My films show postscript error information. What can I do?


First it's important to understand what postscript is. Postscript is a printing language owned and developed by Adobe. It is a complex language and has many things that can cause a file "not to print". Called a Postscript error, these errors tell the user what has gone wrong in the file while processing. When you print your data passed through a PS engine and if it does not pass it is rejected and the error code is produced at the point in the data stream that things went wrong.

You can look up the error on the internet, here is a link

Knowing that most folks will not even understand the explanation and be able to problem solve the issue what can you do to help yourself?

1. Build "clean" art files. Learn the "proper" use of your graphics programs. Most PS errors come from vector files that have been over developed (too many anchor/node points). Auto traced incorrectly or just generally so overloaded with memory that the printer can not process the data.

2. Another common issue are fonts. Fonts used to be regulated and tested by Adobe to pass PS testing. Not today, people make and post fonts to be downloaded without proper print testing. It is always best to convert all fonts to outline/curves when a PS error occurs.
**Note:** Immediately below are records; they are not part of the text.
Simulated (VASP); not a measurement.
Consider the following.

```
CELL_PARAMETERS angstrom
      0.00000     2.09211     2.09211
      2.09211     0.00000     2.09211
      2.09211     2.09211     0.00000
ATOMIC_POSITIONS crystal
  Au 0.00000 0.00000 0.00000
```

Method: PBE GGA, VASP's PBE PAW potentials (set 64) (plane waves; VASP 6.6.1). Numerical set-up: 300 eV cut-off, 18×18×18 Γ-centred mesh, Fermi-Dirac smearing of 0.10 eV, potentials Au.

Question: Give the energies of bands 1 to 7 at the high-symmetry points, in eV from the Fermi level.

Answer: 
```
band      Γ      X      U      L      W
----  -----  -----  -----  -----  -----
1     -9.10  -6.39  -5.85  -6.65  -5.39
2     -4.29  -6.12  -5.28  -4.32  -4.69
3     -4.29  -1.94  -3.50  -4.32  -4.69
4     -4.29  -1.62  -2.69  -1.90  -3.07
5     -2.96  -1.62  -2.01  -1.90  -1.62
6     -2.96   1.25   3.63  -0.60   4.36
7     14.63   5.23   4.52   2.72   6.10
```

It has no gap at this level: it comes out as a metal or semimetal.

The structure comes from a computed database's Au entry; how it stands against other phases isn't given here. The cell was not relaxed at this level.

3. Print properly. If you are one of the users that does not know how to properly build a spot color or CMYK file in a vector program and print it using the features of the print window, you may be creating your own issue. If you are treating your software program like it is a "stat camera", then stop. When you manually separate out colors from a file you are not only wasting valuable time, but you are more than likely printing the file as a "composite" which lowers your print quality - not to mention it is probably causing the PS error.


Don't reinvent the wheel:

Print using the "separation" feature even if your file is a one color Black image. You will improve the overall quality of your films and avoid the graphics program adding a color profile to the print before it reaches the RIP and possibly creating the PS error.

4. If you graphics program has the ability to "rasterize" the data before printing this will help eliminate PS errors as well. Print at 400 dpi or higher for good quality results.